Two decades of effort by Ireland wasted by crisis
It is important that countries and taxpayers are not again expected to bail out the financial system when banks make risky bets that come undone. By Donal O'Donovan
AS Irish banks prepare to downsize their operations, they could learn a thing or two from Dubliner John Hourican -- an accidental banker who has just gone through the same process at Royal Bank of Scotland following the British government's reluctant takeover two years ago.
The 40-year-old was one of the fresh management team brought in two years ago to turn around Royal Bank of Scotland after Fred 'The Shred' Goodwin brought the lender to its knees.
Hourican, who trained as an accountant in Dublin and shares the same name as his Bord na Mona chief executive father, has clearly been thrown by the depth of the crisis here in Ireland.
"In a way Ireland feels identical to how it did in the 1990s, as if two decades of effort have been wasted. Maybe not in terms of infrastructure -- but in terms of prospects for people there is a lot to do," he said.

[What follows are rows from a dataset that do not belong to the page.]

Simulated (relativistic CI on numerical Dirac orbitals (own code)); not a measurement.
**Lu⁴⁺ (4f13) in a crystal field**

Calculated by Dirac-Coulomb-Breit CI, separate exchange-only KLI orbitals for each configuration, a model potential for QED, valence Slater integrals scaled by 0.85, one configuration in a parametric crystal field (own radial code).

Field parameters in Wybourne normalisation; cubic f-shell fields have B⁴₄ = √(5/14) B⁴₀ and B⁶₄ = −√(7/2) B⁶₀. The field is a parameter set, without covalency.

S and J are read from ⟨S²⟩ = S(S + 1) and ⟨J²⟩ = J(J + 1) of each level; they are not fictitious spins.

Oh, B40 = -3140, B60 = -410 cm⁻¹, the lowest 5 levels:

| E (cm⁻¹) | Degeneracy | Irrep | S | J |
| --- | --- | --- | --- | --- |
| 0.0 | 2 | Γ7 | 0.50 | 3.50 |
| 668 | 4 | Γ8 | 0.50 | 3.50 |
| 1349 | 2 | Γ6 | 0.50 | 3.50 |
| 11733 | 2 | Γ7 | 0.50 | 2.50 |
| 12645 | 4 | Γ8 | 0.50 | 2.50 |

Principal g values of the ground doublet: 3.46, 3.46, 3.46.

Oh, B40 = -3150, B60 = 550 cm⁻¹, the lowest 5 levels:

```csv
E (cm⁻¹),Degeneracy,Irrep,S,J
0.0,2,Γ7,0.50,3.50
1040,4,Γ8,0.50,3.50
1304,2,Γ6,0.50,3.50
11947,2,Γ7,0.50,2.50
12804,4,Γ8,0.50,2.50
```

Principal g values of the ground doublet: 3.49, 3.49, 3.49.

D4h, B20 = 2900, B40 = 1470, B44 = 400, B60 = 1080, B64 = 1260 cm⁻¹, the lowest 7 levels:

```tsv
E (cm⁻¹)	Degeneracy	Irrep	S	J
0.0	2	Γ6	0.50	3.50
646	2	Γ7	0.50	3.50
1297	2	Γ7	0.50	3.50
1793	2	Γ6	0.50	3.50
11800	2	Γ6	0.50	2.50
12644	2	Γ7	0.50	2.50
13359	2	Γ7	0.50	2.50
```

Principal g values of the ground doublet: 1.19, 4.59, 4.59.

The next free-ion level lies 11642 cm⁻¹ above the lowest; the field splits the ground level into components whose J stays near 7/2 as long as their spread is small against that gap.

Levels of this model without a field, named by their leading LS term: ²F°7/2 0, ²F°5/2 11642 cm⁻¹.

Significantly that's when Hourican himself left Ireland, initially for two years in Hong Kong with his then girlfriend and now wife. They stopped in London "on the way back", where he eventually joined Royal Bank of Scotland, replying to an advertisement in a newspaper.
If he's down about the latest crisis Hourican is upbeat about the quality of Irish workers he has encountered here and abroad.
"Irish people tend to fit in anywhere. The workforce is not just well educated; their attitude to work is excellent. We need to get back to celebrating that."
Hourican is in a better position than most to judge how well Irish staff perform relative to other nationalities; he manages 18,000 staff in 39 countries, who are responsible for lending hundreds of billions annually to industry and to countries, including around 12pc of all global bonds. It's a huge role for somebody who describes his career to date as largely accidental.
Generally media shy, slim banker has a reputation in banking circles for a low-key personal charm.
In fact, his interview with the Irish Independent threatened to be completely turned on its head as he pumps the interviewer for views on the situation in Ireland and about life in Dublin.
Hourican, who spoke to this newspaper on a visit to his home city to meet clients, refused to be drawn on the rights and wrongs of the national and bank bailouts under way here. But they are clearly on his mind, and he is adamant the old norms of investing have to end.
Taxpayers, here or abroad, can no longer be expected to absorb the losses of failed banks, he believes.
"The scale and spread of the crisis means all norms have been tested."
Like many taxpayers here and the French and German governments, he says bondholders of banks must not be allowed to escape the consequences of banking failures.
"It is important that countries and taxpayers are not again expected to bail out the financial system. Banks operate internationally but bankruptcy is national. There has to be a debate about that," he says.
His view is nevertheless more nuanced than many here and abroad.
"Bondholders' preparedness to absorb losses is going to be a very important part of the debate," he said.
But he warned: "It might take five to 10 years to fully implement that. But the debate certainly needs to begin, even if the debate can be unpalatable to certain constituencies."
Hourican was a surprise candidate in the City of London when he took over Royal Bank of Scotland's investment bank in 2008 following Goodwin's replacement by Stephen Hester.
Hester had been brought in as chief executive just weeks before when the UK government seized majority control of the bank to prevent a financial meltdown.
The Ulster Bank parent, once a poster boy for the success of the City of London, had effectively collapsed under the weight of a €70bn acquisition of ABN AMRO finalised just before the collapse of Lehman Brothers. Unusually, Hourican was an Royal Bank of Scotland insider when he took the job.
He was part of the team preparing a detailed report on the bank for the new shareholder and his forensic skills and cool head in the weeks leading up to the state takeover are reported to have marked him out to become a key figure in the new leadership team.
If he was little known to the market he had a huge awareness of his own bank's faults and strengths gained as both a frontline banker and strategic adviser to the earlier management team.
He took control with a set of targets that is about to become familiar to Irish banking executives.
His orders were to slash the amount of risky assets on the bank's balance sheet to protect taxpayers and at the same time prepare the way for the government to sell its majority stake.
That meant a return to profit without a return to boom time lending habits.
In just two years Hourican and his team have slashed the size of the business. It was a tough process, not least psychologically because it meant reversing a strategy that had seen RBS grow in leaps and bounds from Scottish lender to global banking giant in a little more than a decade.
It also meant job losses and Hourican says he's been conscious of the human dimension throughout.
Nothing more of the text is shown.